Iowa GOP Chair A.J. Spiker spoke for many conservative Republicans yesterday when he urged members of Congress to vote against the “ill-advised” deal to avoid tax increases. “The so called “Fiscal Cliff Deal” will only hurt middle class families, continue out of control government spending and fails to address the $16.5 Trillion Federal deficit [sic],” Spiker said in a statement.

Republicans Tom Latham (IA-04, IA-03 in the new Congress) and Steve King (IA-05, IA-04 in the new Congress) voted against this bill. So did likely 2016 presidential candidates Marco Rubio and Rand Paul in the U.S. Senate. However, in a surprising move to me, House Budget Committee Chair Paul Ryan voted for the deal. I figured Ryan would end up with House Majority Leader Eric Cantor and most other House Republicans, who objected to the lack of spending cuts. Ryan later told reporters, “I am not afraid of anything, I think it needed to pass. […] I wanted to stop a big tax increase.”
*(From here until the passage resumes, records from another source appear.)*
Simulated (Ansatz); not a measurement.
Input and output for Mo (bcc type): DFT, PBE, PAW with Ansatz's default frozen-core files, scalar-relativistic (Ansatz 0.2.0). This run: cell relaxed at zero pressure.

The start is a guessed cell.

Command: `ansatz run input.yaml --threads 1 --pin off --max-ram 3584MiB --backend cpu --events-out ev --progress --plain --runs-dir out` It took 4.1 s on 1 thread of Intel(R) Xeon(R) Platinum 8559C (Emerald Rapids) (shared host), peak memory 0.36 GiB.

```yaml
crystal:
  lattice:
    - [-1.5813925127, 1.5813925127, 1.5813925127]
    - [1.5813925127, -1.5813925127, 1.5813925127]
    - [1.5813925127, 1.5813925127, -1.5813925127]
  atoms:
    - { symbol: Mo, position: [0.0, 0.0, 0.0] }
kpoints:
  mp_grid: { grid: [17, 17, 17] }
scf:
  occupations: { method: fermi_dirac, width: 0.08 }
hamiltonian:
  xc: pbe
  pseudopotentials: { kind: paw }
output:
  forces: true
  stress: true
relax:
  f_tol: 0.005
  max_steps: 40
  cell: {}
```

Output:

Any comments on the long-term political implications of yesterday’s votes are welcome in this thread. Rubio has already warned that the deal will hurt small businesses and future economic growth. He is wrong about the impact on small businesses, but economic growth probably will be weak during the next few years, which will vindicate his views in the eyes of conservatives.

UPDATE: A few more House Republicans who voted no may run for president in 2016 or 2020: Mike Pence, just elected governor of Indiana; Tim Scott, just appointed U.S. senator to replace Jim DeMint of South Carolina; Jeff Flake, just elected U.S. senator from Arizona.